John Berlinsky received his PhD from the University of Pennsylvania in 1972. He was a post-doc at the University of British Columbia (UBC) and the University of Amsterdam before joining the faculty of UBC in 1977. In 1986 he moved to McMaster University where he is now Emeritus Professor of Physics. He also served as Academic Program Director and as Founding Director of Perimeter Scholars International at the Perimeter Institute for Theoretical Physics in Waterloo, Ontario, from 2008-2014 and as Associate Director of the Kavli Institute for Theoretical Physics in Santa Barbara, California from 2014-2016. John was an Alfred P. Sloan Foundation Fellow and he is a Fellow of the American Physical Sollciety.
Brooks Harris received his PhD from Harvard in 1962. He was a post-doc at Duke University and at the Atomic Energy Research Establishment at Harwell in the UK. He joined the faculty of the University of Pennsylvania in 1962, where he is now Professor of Physics Emeritus. Brooks was an Alfred P. Sloan and John Simon Guggenheim Fellow and, he is a Fellow of the American Physical Society. In 2007, he was awarded the Lars Onsager Prize of the American Physical Society, "For his many contributions to the statistical physics of random systems, including the formulation of the Harris criterion, which has led to numerous insights into a variety of disordered systems."
In a comprehensive treatment of Statistical Mechanics from thermodynamics through the renormalization group, this book serves as the core text for a full-year graduate course in statistical mechanics at either the Masters or Ph.D. level. Each chapter contains numerous exercises, and several chapters treat special topics which can be used as the basis for student projects.
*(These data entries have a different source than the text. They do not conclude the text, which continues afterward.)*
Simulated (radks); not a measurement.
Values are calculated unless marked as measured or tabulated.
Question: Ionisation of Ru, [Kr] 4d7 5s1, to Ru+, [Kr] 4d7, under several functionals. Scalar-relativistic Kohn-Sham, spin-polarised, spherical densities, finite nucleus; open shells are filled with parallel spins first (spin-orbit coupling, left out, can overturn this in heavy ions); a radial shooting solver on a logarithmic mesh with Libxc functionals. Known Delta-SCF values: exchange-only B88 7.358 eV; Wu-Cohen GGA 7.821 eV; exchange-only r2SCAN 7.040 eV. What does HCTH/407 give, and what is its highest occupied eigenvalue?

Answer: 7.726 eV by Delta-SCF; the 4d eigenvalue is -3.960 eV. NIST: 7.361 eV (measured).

The concept of scaling is introduced early and used extensively throughout the text. At the heart of the book is an extensive treatment of mean field theory, from the simplest decoupling approach, through the density matrix formalism, to self-consistent classical and quantum field theory as well as exact solutions on the Cayley tree. Proceeding beyond mean field theory, the book discusses exact mappings involving Potts models, percolation, self-avoiding walks and quenched randomness, connecting various athermal and thermal models. Computational methods such as series expansions and Monte Carlo simulations are discussed, along with exact solutions to the 1D quantum and 2D classical Ising models. The renormalization group formalism is developed, starting from real-space RG and proceeding through a detailed treatment of Wilson’s epsilon expansion. Finally the subject of Kosterlitz-Thouless systems is introduced from a historical perspective and then treated by methods due to Anderson, Kosterlitz, Thouless and Young.
Altogether, this comprehensive, up-to-date, and engaging text offers an ideal package for advanced undergraduate or graduate courses or for use in self study.